But earlier this year, the Battle River School Division raised concerns that the Cornerstone Christian Academy in Kingman, Alberta, was including some Biblical prohibitions against homosexuality in its curriculum and promotional literature. The Board demanded that the material be dropped, which prompted a threat of a lawsuit from the Justice Centre for Constitutional Freedoms in Calgary. Deanna Margel heads the parent group at Cornerstone, and she says the issue appeared to be resolved a few weeks ago with a joint agreement that the Battle River Board would not censor the reading or the teaching of the Bible at Cornerstone, and that the school would respect Board policy and legal requirements around the School Act and the Human Rights Act. Margel says “the controversy, at that point, was kind of over.” But she says the Board added a communications and media protocol addendum to the agreement, which would have placed “some major restrictions” on the school’s ability to effectively communicate with parents and the school’s supporting community. She says the parent council made it clear they couldn’t live with that addendum, and a few days later the School Board gave notice that it was cancelling the agreement and the relationship between the BRSD and the Cornerstone Academy.

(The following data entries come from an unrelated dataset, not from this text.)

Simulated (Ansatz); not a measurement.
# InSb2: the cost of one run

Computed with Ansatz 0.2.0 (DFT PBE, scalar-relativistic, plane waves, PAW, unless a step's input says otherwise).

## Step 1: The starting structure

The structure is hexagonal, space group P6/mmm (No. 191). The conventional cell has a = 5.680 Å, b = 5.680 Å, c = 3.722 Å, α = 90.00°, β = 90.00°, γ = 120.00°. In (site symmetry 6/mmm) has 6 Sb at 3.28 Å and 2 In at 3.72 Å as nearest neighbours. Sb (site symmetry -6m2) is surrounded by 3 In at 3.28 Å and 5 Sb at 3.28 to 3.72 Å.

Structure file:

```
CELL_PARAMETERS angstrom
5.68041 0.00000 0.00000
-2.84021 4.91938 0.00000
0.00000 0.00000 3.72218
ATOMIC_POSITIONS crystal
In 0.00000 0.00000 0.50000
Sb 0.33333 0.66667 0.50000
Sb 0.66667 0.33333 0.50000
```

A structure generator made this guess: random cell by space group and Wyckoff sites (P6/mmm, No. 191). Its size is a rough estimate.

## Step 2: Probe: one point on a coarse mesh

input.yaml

The cancellation is effective in June of 2018, and Margel isn’t sure how this will play out. “We’re going to want to keep the school open one way or another,” she says, “and that may involve talking to other public divisions. There may be a provision to work with a different public school board.” She says there may be a possibility of moving forward by re-applying to the province to operate the Cornerstone Academy as a truly “private school” with no public board involvement, but she says there is “some fear that we would not be given a licence to do that.”